Monday, February 13, 2012

Pitfalls of Land Transfer Schemes

Several days ago, the dimsums blog posted news about a scheme to mortgage land rights in Chongqing. Today's post describes a critique of these land transfer and mortgage schemes by Chen Baifeng, a young professor at South Central University of Finance and Politics. The issues are fundamental to the social and economic system of rural China. Who owns the land in rural China? Who will farm and how will the profits be distributed? Can traditional village society adapt to commercial farming?

The critique is aimed at another model region, Zaozhuang Municipality in southern Shandong Province. Zaozhuang has launched a number of innovative schemes in the last several years that include township land transfer systems, mortgage loans secured by property rights and land cooperatives. Delegations from rural areas all over China have come to inspect Zaozhuang's system and many have gone home to imitate it. Such schemes are widely used in Shandong. Chen notes that such schemes get a lot of attention from local governments and the news media, but they have many pitfalls.

Professor Chen is critical of land cooperative schemes in which villagers are encouraged to pool their land in a cooperative. The land is consolidated and rented out to a company or large-scale farmer. The villagers receive shares that entitle them to dividends and land rent. They also may be employed as laborers on the farm and receive wages. One such scheme was reported in the media as paying villagers 900 yuan in rent and 600 yuan in dividends for each mu of land placed in the cooperative, double what the villagers had earned from cultivating the land themselves.

Professor Chen criticizes these media reports of 1500 yuan in easy money for hyping cooperatives as unrealistic get-rich-quick schemes. He says "property rights clarification" propaganda is spread blindly without understanding the real principles. The media never reports on the failures. For example, he says many local officials have sought to duplicate the success of Shouguang, a county in Shandong known for specializing in vegetables, but Chen says there have been more failures than successes. He says many officials give subsidies to set up such projects but are ignorant of the realities of the market and many end up bankrupt.

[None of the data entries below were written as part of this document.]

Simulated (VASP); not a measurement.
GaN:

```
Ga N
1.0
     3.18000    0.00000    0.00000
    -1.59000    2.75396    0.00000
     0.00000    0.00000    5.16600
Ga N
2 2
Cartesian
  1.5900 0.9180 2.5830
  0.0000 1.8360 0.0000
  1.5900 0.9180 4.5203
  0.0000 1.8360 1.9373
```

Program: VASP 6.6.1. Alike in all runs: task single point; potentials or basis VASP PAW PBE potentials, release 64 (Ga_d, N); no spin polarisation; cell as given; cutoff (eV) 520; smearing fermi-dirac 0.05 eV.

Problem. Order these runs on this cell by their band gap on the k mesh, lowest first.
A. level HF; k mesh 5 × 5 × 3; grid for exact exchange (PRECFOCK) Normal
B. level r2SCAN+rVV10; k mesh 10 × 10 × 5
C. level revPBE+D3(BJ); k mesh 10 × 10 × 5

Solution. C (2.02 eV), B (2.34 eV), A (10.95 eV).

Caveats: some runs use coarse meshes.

Chen argues that large-scale agriculture and mechanization is unsuited to rural China with its large labor force. These companies and cooperatives must pay high rent and wages, and have a hard time covering costs. Surplus production frequently leads to low prices when many farmers and companies rush into growing a certain commodity. Most of these schemes involve growing crops or livestock that are inherently risky.

Chen asserts that these schemes are a "market mechanism for bankrupting peasants" that ultimately cheat farmers out of their land when the cooperative or company fails. Chen warns of disputes and social unrest when schemes go sour. (In his defense, the mayor of Zaozhuang has given at least one speech where he made a point of emphasizing that the cooperative form of organization gurantees that farmers can't lose their land in the event of a bankruptcy.)

Professor Chen's core critique is similar to the sociological "Goldschmidt hypothesis" critique of large-scale farming in the United States advanced in the 1960s. Chen argues that rural villages need to cultivate a class of "middle peasants" who farm a "suitable scale" of 20-to-30 mu (about 3-to-5 acres) in order to maintain a viable rural social structure. He says farmers can earn a good living of 20,000 yuan from an operation of this size, more than a migrant worker. Chen argues that consolidating land into cooperatives and large operations crowds out these middle class peasants, hollowing out villages and leaving them composed of elderly people,  little interest in public affairs, declining public services and erosion of morality and harmony.

Chen explains that in past years villagers who migrated to work in cities would let neighbors cultivate their land for little or no rent, thus allowing some farmers to achieve "suitable scale." However, Chen argues that large-scale farming schemes raise land rents and push these middle class peasants out of farming. Chen claims that "middle class" peasants are often pushed into putting their land into cooperatives through pressure from village officials, persuasion from their adult children, gossip or implied threats such as loss of welfare payments if the villager refuses to join. After joining, Chen argues, they risk being plunged into bankruptcy.

Chen asserts that middle class peasants live a comfortable life of leisure. It is said that rural people spend three months celebrating holidays, three months doing farm work, and 6 months playing cards, mahjong and going from house to house passing the time. Especially middle-aged and elderly people are unable to engage in heavy labor in factories, construction sites, or agricultural companies, so part-time farming is ideal to keep them occupied and earn enough money to live well.

Chen recounts the unpleasant experience of a village in Anhui Province where he has done research. He identified the village's core "middle class" as a group of 50-to-60-year-olds who farmed and took care of the 70-to-80-year-olds. After the village set up a land cooperative in 2008, the middle class peasants drifted away from the village. Chen cites a series of suicides among the elderly that followed since there was no one to look after them.

Professor Chen suggests that cooperatives are a "stage prop" for capitalists to siphon off agricultural profits from the countryside. Many of the land transfer schemes involve companies coming from outside the village to operate farms. Chen argues that what farmers need is not land-transfer cooperative schemes. Rather, what farmers need is cooperatives that help them farm more efficiently and earn more profits for themselves.